Russia gas dispute hits EU security, aids rivals
By Gerard Wynn and Nina Chestney - Analysis
LONDON (Reuters) - Nuclear power may be the winner from a shutdown of Russian gas exports that has highlighted Europe's vulnerability and limited energy options.
Bulgarians shivered in their homes on Wednesday as one of the most affected countries rationed supplies following its switch to gas stores.
The question is whether the fear factor of no heating during a freezing mid-winter will prompt strategic changes in EU-wide energy policy and investment, for example to increase coal, nuclear or renewables or alternative routes to other suppliers.

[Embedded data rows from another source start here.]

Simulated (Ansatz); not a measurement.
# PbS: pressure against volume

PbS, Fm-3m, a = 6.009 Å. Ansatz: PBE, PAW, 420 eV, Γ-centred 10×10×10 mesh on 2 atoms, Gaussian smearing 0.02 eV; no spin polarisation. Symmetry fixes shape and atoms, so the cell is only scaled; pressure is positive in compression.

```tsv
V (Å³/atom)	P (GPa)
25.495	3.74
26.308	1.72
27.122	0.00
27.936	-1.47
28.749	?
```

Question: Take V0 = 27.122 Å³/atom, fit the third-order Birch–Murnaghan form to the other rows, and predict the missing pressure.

"I would definitely push the European countries to get alternative ways of generating electricity," said Fatih Birol, chief economist of the International Energy Agency, the Paris-based energy watchdog for rich countries.
"Gas is mainly used for electricity generation, and a key option here is nuclear," he told Reuters.
"This is in a sense a very good wake up call for the European Union," he said adding global gas production was becoming ever more concentrated among countries where state-run companies like Russia's Gazprom dominated.
The European Union is dependent on Russia for around a quarter of its gas. All supplies via the main Ukraine transit pipeline halted on Wednesday following a Moscow-Kiev rift over gas prices. They blamed each other for blocking EU supplies.
The most vulnerable countries were those with the least domestic gas storage capacity and fewest alternative sources. Countries most at risk were Bulgaria, Romania, Turkey, Greece, Slovakia, Hungary and the Czech Republic, said Birol.
The suspicion has grown that Moscow may have harmed itself in a second price dispute with Ukraine in three years, almost snuffing out EU supplies just months after Russia's war with another key European energy transit country Georgia. "The fact is that supplies to the European Union are not arriving to lots of member states at this time," said Ferran Tarradellas, energy spokesman for the EU's executive Commission.
"This is not what you expect of reliable supply and transit countries. It's affecting us, and they're not even negotiating. It's not helping their reputation at all. It's too early to say," he said, regarding the impact on long-run EU energy choices.
Russia and Ukraine meet on Thursday to discuss the crisis.
SECURITY
Europe's options for change range from simply adding new gas storage capacity, to building new gas pipelines to Russia and other countries, by-passing Ukraine, to switching away from gas.
The short-term priority was more storage, analysts said.
The next was finding alternative routes. The three main ongoing pipeline projects are: Nord Stream, from Russia via the Baltic Sea; Nabucco, from Central Asia via Turkey; and Medgaz, from Algeria to southern Europe. Continued...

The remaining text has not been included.